When I started publishing, I learned about all sorts of rights and contract terms I’d never thought about before.
Of these, the most unexpected was “theme park rights.” People negotiate those rights just in case, but most books will never become the basis for theme parks.
One author whose visions have made this rare leap is Charles Dickens. Dickens World, an attraction in Kent in England, “takes visitors back in time to the Victorian England that Charles Dickens knew and wrote about.” Apparently it is an interactive guided tour led by professional actors through a neighborhood from the Victorian Era.
Anyone who’s actually read Charles Dickens might hesitate at first to connect his world with any place that a family might want to visit voluntarily. Poisonous fogs, starving orphans, workhouses, debtor’s prison ... what’s the attraction?
But while some theme parks aim to transport you to an ideal world that’s more fabulous than your regular life, others just aim to transport you anywhere that’s different. A theme park is a three-dimensional escape: the chance to go on safari, or recreate part of history, or visit a world that never was. It's a vacation from ordinary life.

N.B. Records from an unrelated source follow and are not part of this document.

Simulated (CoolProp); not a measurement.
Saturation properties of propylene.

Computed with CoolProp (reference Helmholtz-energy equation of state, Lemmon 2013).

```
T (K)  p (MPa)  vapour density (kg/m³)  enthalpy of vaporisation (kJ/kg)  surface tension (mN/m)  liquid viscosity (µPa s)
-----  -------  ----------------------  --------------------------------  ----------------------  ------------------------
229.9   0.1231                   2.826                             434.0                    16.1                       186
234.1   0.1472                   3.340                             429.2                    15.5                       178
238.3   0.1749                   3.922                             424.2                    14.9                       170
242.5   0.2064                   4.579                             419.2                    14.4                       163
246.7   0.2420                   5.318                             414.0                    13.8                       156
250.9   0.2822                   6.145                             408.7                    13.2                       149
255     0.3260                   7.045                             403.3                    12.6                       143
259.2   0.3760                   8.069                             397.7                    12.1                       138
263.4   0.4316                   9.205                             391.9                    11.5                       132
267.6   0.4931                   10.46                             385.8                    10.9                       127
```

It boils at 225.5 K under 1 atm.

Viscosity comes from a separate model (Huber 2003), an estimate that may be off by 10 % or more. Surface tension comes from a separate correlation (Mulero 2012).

Most history-based exhibits remind us how small the lodgings were, how many years people lived without central heat or air conditioning (not to mention indoor plumbing), and how long it took to make a table or a blanket by hand. History looks gorgeous in period pieces on TV, but immersive exhibits remind us of the smells, the heat, the hard work.
The chance to experience another time with all five senses has its own appeal. Sometimes you want to know another place or time—whether perfect or not, it will at least be interesting. It’s a visit to another world—like reading, but live. And at the end, you can safely return to your own world.